But recently I have really been pushing my boundaries in two areas, in terms of putting myself into public situations, where I frequently have to interact with strangers.

Three months ago, I got my first job as a woman. Got hired as a part time cashier and floor sales associate at a JC Penney retail store in our local mall. I've done well enough there that I have already been promoted to the first step on the management team! My job has me talking directly to customers every day. My customers and coworkers like me and accept me as female. Only a few of them ever even indicate that they realize I am a trans woman. Quite a few of my customers clearly assume I have been female my whole life!

But recently I've added a new exercise in public presentation. A coworker convinced me to join her at open mic comedy nights once a week, at two downtown bars. We get on stage in front of up to 20 or so strangers and do a 5-minute stand up comedy routine. it's been fun!

Out of the 10-15 aspiring comedians who usually show up, most of us are LGBT, and two of the others are trans women. So my act has often centered on talking openly about my experiences as an out of the closet, queer trans woman. I've gotten a lot of complements on my comedy, and our typical audience members seem to like my shows. But again, it involves a lot of public talking and interacting with strangers. It also involves being out and about in public, on downtown streets, often in daylight. It has been a lot of fun, but definitely challenges my 'comfort zone'.

bridget thronton
06-18-2023, 01:47 AM
Well done Ceera

Lana Mae
06-18-2023, 07:19 AM
Go, Ceera! Hugs Lana Mae

Sarah Doepner
06-18-2023, 12:25 PM
That sounds great from top to bottom.

Christie ann
06-21-2023, 02:06 PM
Awesome! That all sounds both a bit scary and wonderfully fulfilling. I too, try to push my own boundaries as a growing experience. Thanks for being out there and sharing your self with others and then giving us these success stories. It makes our going out easier because of the path you are paving.

Emily in the south
06-21-2023, 09:55 PM
That is so amazing Ceera! Way above & beyond what my comfort zone is right now.

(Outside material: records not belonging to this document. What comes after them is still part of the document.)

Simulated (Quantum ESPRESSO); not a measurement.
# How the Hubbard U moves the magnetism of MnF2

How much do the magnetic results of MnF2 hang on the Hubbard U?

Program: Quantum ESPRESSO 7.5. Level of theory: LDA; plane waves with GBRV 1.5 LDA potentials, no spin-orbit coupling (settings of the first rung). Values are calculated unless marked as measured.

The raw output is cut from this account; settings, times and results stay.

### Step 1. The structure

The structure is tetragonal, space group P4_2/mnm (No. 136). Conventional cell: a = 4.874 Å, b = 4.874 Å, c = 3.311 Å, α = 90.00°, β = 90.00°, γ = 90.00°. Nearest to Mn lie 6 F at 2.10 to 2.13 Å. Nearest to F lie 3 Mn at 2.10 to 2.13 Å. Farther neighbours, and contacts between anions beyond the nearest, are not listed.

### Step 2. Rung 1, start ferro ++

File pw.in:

Wish it was closer.. I come watch your routine.

Emily

Angela Marie
06-22-2023, 06:21 AM
Congratulations. Sounds great. I?m also pushing the boundaries; but in a different manner. But at the end of the day it?s all the same; becoming comfortable with our femininity as we go out in public.

kimdl93
06-24-2023, 12:03 PM
I am not sure which would frighten me most, customer service or stand-up.

Ceera
06-24-2023, 11:35 PM
The weirdest part for me, in doing the comedy, is that my comedy act is almost a full inverse of my daily behavior.

At work, or in virtually any other public setting, I try very hard to blend in and be accepted as a cisgender woman. I am successful, much more often than not. I usually dress and behave the same as the straight, cisgender women do. When in public, I rarely swear or talk about 'adult topics'. I'm invariably polite, and am happy and outgoing. I refer to myself as being a widow, and tend to use gender neutral terms in referring to my past self or to the person I was married to. If they assume I was a girl as a child, or that my deceased spouse was male, I see no reason to correct them.

Where it is appropriate, such as when someone misgenders me but seems not to be malicious, or when helping an LGBT customer, I may acknowledge that I am transgender. But again, if they aren't wanting to date me, there is no reason to elaborate on my preferences or gender issues.

But in one of my comedy shows? A lot of the other comics swear or make dirty jokes, so I do too - although my comedy is often milder than their acts. And the fact that I am out and proud as a mostly lesbian, bisexual, transgender woman is often a central factor in my humor. I suppose a factor there is that I am intentionally seeking to have many strangers at once pay attention to me. So I know they may be looking at me and noticing the inconsistencies more.

Crissy 107
06-27-2023, 08:54 PM
Ceera, I am so happy for you! You are doing things on your own terms and that is simply wonderful! I am always looking for your updates.

ClaudineD
07-16-2023, 11:45 AM
Congrats on continued courage to drive that inner need !!!